This is checking for the existence of llvm-locstats before running the test?

Yes.

Thanks again!!

This revision is now accepted and ready to land.Sep 29 2019, 11:26 PM
This revision was automatically updated to reflect the committed changes.

I see this is reverted again; a couple comments while trying to import this:

llvm/trunk/test/tools/llvm-locstats/locstats.ll
1–2

The pipe should be deleted; llc is generating %t0.o as an intermediate object file and llvm-locstats is parsing that, not stdin. The stdout of llc is empty.

(If you want to support stdin, that should be a different test case)

llvm/trunk/utils/llvm-locstats/llvm-locstats.py
107–109

This assumes that llvm-dwarfdump exists in the same directory as llvm-locstats, which may not be true, e.g. for build systems that build dwardump and locstats in separate build trees. Can this be configurable? Possibly a regular $PATH lookup makes sense here (with cwd as a preferred location), although allowing a flag pointing to the location of dwarfdump would be the most flexible.

rupprecht added inline comments.Oct 1 2019, 11:22 AM
llvm/trunk/utils/llvm-locstats/llvm-locstats.py
107–109

(Note: feel free to reland this bit as-is, I can suggest this in the form of a patch once this landing has stuck).

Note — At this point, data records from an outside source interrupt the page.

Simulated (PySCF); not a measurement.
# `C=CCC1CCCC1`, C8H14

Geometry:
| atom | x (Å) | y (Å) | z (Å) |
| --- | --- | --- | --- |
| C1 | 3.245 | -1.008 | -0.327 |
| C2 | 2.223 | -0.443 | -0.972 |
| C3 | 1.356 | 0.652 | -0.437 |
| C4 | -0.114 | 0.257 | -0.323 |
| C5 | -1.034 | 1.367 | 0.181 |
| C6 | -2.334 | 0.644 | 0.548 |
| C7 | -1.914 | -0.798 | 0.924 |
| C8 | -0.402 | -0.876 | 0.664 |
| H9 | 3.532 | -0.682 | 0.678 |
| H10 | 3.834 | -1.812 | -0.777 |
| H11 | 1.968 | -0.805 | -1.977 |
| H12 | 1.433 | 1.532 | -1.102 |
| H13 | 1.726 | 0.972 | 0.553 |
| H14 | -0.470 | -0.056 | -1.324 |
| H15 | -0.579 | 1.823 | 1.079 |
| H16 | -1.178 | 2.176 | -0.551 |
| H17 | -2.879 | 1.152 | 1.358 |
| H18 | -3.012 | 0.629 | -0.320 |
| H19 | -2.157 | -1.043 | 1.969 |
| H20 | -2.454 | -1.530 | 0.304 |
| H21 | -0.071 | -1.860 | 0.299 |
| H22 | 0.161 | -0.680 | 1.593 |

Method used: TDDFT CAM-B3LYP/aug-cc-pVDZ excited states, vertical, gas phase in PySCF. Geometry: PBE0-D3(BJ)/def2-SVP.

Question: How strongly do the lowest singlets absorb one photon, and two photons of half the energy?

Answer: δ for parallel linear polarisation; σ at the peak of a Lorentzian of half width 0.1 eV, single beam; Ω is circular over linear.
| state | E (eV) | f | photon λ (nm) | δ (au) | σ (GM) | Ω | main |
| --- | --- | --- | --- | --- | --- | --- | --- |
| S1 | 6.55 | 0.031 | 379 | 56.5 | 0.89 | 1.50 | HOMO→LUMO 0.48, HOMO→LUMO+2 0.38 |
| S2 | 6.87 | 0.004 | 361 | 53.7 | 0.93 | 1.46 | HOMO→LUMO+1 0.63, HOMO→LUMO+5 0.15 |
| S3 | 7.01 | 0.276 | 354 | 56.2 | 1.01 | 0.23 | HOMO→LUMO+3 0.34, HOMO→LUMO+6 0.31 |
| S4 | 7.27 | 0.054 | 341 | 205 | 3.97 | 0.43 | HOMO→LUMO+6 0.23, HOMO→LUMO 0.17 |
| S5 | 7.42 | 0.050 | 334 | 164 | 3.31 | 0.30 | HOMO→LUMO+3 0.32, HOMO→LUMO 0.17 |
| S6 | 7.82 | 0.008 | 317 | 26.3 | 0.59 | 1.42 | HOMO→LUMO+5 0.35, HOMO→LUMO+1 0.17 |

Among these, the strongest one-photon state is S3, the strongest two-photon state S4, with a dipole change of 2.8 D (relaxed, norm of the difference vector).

djtodoro marked 2 inline comments as done.Oct 1 2019, 11:00 PM
djtodoro added inline comments.
llvm/trunk/test/tools/llvm-locstats/locstats.ll
1–2

Thanks! I have missed this..

llvm/trunk/utils/llvm-locstats/llvm-locstats.py
107–109

Sure... A custom build system could make situation like that, I also thought about some improvements, but that can go as separate patches.

(Note: feel free to reland this bit as-is, I can suggest this in the form of a patch once this landing has stuck).

Let's do that way. Please feel free to post such patch! :)